Solve $24 x<100$ when:
(i) $x$ is a natural number
(ii) $x$ is an integer
Answer.
Given: $24 \mathrm{x}<100$
Divide both sides by 24 ,
$
\begin{aligned}
& =>\frac{24 x}{24}<\frac{100}{24} \\
& =>x<\frac{25}{6}
\end{aligned}
$
(i) When $x$ is a natural number then values of $x$ that make statement true are 1, 2, 3, 4. The solution set of inequality is $\{1,2,3,4\}$.
(ii) When $\mathbf{x}$ is an integer, then values of $\mathbf{x}$ that make statement true for all (-ve number and $0,1,2,3,4)$. So, The solution set of inequality is $\{\ldots . . .,-4,-3-2,-1,0,1,2,3,4\}$.
Ex 5.1 Question 2.
Solve $-12 x>30$ when:
(i) $x$ is a natural number
(ii) $x$ is an integer
Answer.
Given: $-12 \mathrm{x}>30$
Divide both sides by -12 , then we get,
$
\begin{aligned}
& =>\frac{-12 x}{-12}<\frac{30}{-12} \\
& =>x<-\frac{5}{2}
\end{aligned}
$
(i) There is no natural number less than $-\frac{5}{2}$, so when $\mathrm{x}$ is natural number, there is no solution for the given inequality.
(ii) When $x$ is an integer then values of $x$ that make statement true for \{ $\qquad$ $,-5,-4,-3\}$. The solution set of inequality is \{ $\qquad$ $,-5,-4,-3\}$
Ex 5.1 Question 3.
Solve $5 x-3<7$ when
(i) $x$ is an integer
(ii) $x$ is a real number
Answer.
Given: $5 x-3<7$
$
\begin{aligned}
& \Rightarrow 5 x<7+3 \\
& \Rightarrow 5 x<10 \\
& \Rightarrow x<2
\end{aligned}
$
(i) When $x$ is an integer then values of $x$ that make statement true are $\ldots,-3,-2,-1,0,1$. The solution set of inequality is $\{\ldots,-3,-2,-1,0,1\}$.

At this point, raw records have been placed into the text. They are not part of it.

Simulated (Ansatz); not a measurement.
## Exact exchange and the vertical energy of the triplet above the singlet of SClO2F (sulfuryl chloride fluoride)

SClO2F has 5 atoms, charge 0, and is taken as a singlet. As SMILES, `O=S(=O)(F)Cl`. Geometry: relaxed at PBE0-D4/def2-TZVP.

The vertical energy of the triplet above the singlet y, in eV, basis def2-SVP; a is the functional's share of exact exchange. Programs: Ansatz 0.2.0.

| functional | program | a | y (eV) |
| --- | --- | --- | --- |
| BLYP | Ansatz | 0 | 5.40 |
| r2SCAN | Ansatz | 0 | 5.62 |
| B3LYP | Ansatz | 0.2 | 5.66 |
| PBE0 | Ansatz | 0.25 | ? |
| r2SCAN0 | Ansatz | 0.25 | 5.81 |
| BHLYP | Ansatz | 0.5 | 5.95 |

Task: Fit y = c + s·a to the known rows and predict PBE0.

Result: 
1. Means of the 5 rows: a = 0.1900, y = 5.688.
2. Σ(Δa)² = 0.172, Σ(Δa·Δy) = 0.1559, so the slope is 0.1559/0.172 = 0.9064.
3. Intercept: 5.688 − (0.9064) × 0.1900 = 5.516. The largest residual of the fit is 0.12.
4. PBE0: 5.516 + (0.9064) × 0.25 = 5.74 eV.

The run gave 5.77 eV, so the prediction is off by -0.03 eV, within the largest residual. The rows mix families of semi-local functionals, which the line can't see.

(ii) When $x$ is a real number then solution set of inequality is $x \in(-\infty, 2)$.
Ex 5.1 Question 4.
Solve $3 x+8>2$ when:
(i) $x$ is an integer
(ii) $x$ is a real number
Answer.
Given: $3 x+8>2$
$
\begin{aligned}
& \Rightarrow 3 x>2-8 \\
& \Rightarrow 3 x<-6 \\
& \Rightarrow x>-2
\end{aligned}
$
(i) When $x$ is an integer then values of $x$ that make statement true are $-1,0,1,2,3, \ldots \ldots$ The solution set of inequality is $\{-1,0,1,2,3, \ldots \ldots$.$\} .$
(ii) When $x$ is a real number then solution set of inequality is $x \in(-2, \infty)$.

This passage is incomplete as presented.